This is "Cyclo" - the highly regarder Vietnamese film about broken youth. To some it is so visually stunning they overlook its obviouls weaknesses.
Stunning perhaps it is, but there is hardly any new idea in that stylish flick. And that visual power does become irritating fast enough. After all, we have been through the Greenaway's mesmerizing statements. This one doesn't raise to the incredibly grasping beauty of Greehaway, and so it simply becomes irritating. The shocking visual effects become stale and gratuitous and the whole film is beginning to slide into boredom.
It is simply that the director doesn't know what the good measure is, and he keeps adding sugar to the pie in his erroneous belief that more is always better. So some scenes have no end and the overall effect is reduced many-fold.
Shame, really, because these means could indeed produce a stunning masterpiece if organized in some smart fashion. But this, I guess, is exactly what separates the great film maker from the beginner. A VERY talented beginner, Anh Hung Tran , but not quite there yet.

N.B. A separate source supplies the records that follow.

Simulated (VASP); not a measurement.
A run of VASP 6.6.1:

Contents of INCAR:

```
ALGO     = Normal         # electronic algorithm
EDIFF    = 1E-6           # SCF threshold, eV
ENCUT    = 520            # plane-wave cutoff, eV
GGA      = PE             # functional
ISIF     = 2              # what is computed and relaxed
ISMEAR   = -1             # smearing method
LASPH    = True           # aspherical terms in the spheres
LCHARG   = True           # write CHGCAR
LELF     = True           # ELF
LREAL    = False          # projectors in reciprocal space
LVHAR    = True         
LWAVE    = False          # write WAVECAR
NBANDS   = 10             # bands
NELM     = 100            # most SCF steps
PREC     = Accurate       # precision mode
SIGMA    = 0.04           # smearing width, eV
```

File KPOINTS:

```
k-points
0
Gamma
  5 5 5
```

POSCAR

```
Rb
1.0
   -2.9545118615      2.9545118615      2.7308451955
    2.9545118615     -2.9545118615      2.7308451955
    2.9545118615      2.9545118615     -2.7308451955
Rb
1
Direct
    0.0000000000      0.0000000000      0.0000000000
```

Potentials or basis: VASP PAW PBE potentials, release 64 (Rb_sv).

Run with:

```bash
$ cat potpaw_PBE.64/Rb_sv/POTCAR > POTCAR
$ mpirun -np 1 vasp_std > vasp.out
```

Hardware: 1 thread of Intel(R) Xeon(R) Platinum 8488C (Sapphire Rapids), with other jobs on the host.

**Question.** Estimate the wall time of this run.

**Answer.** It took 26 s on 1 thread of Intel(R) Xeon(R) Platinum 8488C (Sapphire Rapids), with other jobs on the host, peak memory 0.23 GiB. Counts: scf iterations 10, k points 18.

From there - to "Top Secret". Well... it DOES have some good moments, but I don't think it measures up to the Airplane at all. The film played its role, for my wife was just too depressed after the Cyclo. Let us leave it at that.
Something more new. "Venice Beauty Institute" IS new, but it is old, old, old. If "The Umbrellas of Cherbourg" was silly in 1964, then this one is most completely out of place today. There are inescapable parallels to the Umbrellas, but without any freshness, so to speak. It is just plain boring and superficial, with absolutely no redeaming values. Too bad someone took his time to make it. Perhaps it will attrack someone seeking at least SOME degree of fresh air in the midst of the stench of Hollywood, any degree, and that may be fine, but it doesn't offer anything more than this.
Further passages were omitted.